By contrast, factors like political money do change, sometimes dramatically, and they can be measured fairly precisely, as we explained earlier, provided one is willing to do the work. [Emphasis added.]
It is hard to imagine a scenario over the “very short run” (presumably the 3-5-year period between Dodd-Frank’s passage and the five subsequent votes) where political spending can change “dramatically” without other factors also changing (most obviously, public opinion, which regularly shifts with changing political winds). The authors posited that interactions with lobbyists, margin of electoral victory, and even change in ideology could be factors, but only included ideology in their model.

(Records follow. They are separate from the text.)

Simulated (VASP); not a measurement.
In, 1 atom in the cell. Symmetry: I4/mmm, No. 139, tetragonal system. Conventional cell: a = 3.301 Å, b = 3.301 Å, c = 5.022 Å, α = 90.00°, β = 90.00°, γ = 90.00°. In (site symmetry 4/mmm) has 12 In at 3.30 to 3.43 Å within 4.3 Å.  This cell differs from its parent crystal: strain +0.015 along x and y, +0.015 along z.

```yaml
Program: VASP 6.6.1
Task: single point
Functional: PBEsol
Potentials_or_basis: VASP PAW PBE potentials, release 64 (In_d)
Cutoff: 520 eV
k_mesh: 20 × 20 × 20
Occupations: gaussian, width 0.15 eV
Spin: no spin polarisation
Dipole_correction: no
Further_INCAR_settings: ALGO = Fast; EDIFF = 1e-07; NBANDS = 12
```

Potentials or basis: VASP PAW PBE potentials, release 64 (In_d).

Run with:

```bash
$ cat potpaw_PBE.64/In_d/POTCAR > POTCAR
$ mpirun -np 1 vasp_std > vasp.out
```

The authors’ rationale is that unchanging constituency composition and party-line attitudes about banking regulation meant that there was little reason for a Representative who supported Dodd-Frank in 2010 to independently “change his or her mind” about the legislation 3-5 years’ down the road. However, aspects of Dodd-Frank could have become less popular within a district or had a negative impact on the district’s economy or financial sector that lawmakers observed only after it was implemented. Parties also emphasize some votes more than others – Democratic leaders could have pushed for Dodd-Frank’s passage as a priority to their Party and President Obama, but were less concerned with stopping all subsequent bills that altered specific parts of the law while keeping it intact. Furthermore, a lawmaker could reasonably vote “yes” on Dodd-Frank, thinking it to be a positive bill overall, and still vote “yes” on an amendment that removed a particular provision of the massive and complex bill that she thought was bad for the country or her district.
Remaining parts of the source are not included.